On 15/07/2020 03:39, 夏 晋 via Gcc wrote:
Hi everyone,
I'm trying to autovectorize the loop, and Thank you for the omnipotent
macros, everything goes alright. But recently I need to further optimize the
loop, I had some problems.
As our vector instruction can process 16 numbers at the same time, if the
for loop counter is equal or larger than 16, the loop will be autovectorized.
For example:
for (int i = 0; i <16; i++) c[i] = a[i] + b[i];
will goes to:
vld v0, a0
vld v1, a1
vadd v0,v0,v1
vfst v0, a2
And if I wrote code like: for (int i = 0; i <15; i++) c[i] = a[i] + b[i]; the
autovectorization will miss it. But we got a instruction "vlen", which can change
the length of the vector operation, and I wish to generate the assembler like this when the
loop counter is 15:
vlen 15
vld v0, a0
vld v1, a1
vadd v0,v0,v1
vfst v0, a2
What should I do to achieve this goal? I've tried to "define TARGET_HAVE_DOLOOP_BEGIN" and define_expand
"doloop_begin". and the "doloop_begin" won't be called. Is there any other way? and If the loop
counter is bigger than 16 like 30,31 or just a varable, what should I do with "vlen". Any hint would be
helpful. Thank you very much.
We have had similar issues with the AMD GCN port, in which the vector
length is 64 and many smaller vectorizable cases get missed.
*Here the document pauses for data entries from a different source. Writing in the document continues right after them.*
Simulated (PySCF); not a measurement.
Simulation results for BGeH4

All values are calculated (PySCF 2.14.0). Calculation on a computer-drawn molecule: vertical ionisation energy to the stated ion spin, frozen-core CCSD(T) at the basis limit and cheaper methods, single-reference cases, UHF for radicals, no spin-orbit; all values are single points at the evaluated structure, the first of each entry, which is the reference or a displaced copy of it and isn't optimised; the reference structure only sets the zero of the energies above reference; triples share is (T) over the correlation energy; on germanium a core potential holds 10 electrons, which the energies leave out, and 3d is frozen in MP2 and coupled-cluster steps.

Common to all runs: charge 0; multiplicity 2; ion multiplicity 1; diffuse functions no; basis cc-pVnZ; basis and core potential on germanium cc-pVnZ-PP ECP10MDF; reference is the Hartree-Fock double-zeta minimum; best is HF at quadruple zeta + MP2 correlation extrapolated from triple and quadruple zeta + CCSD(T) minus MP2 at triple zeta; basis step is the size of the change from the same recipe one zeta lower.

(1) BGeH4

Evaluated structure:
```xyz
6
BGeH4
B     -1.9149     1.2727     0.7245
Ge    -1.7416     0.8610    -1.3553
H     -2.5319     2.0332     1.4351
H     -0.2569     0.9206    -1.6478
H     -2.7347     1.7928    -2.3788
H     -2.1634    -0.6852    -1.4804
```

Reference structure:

There are two solutions (that I know of):
1. Implement "masked" vectors. GCC will then use just a portion of the
total vector in some cases. I don't know if your architecture can cope
with arbitrary masks, but you can probably simulate them using vector
conditionals, and still win (maybe). You can certainly recognise
constant masks that mearly change the length. Probably the vectorizer
code could be modified, via a new hook, to only generate masks that work
for you (masks generated via WHILE_ULT would be fine, for example).
2. Add extra, smaller vector modes that work the same, but your backend
inserts vlen adjustments as necessary (in the md_reorg pass, perhaps).
You might have V2, V4, V8, and V16, for example.
Or both: for GCN, arbitrary masks work fine, but not all of GCC can take
advantage of them, so I've been experimenting with adding multiple
vector length modes to make up the difference.
Andrew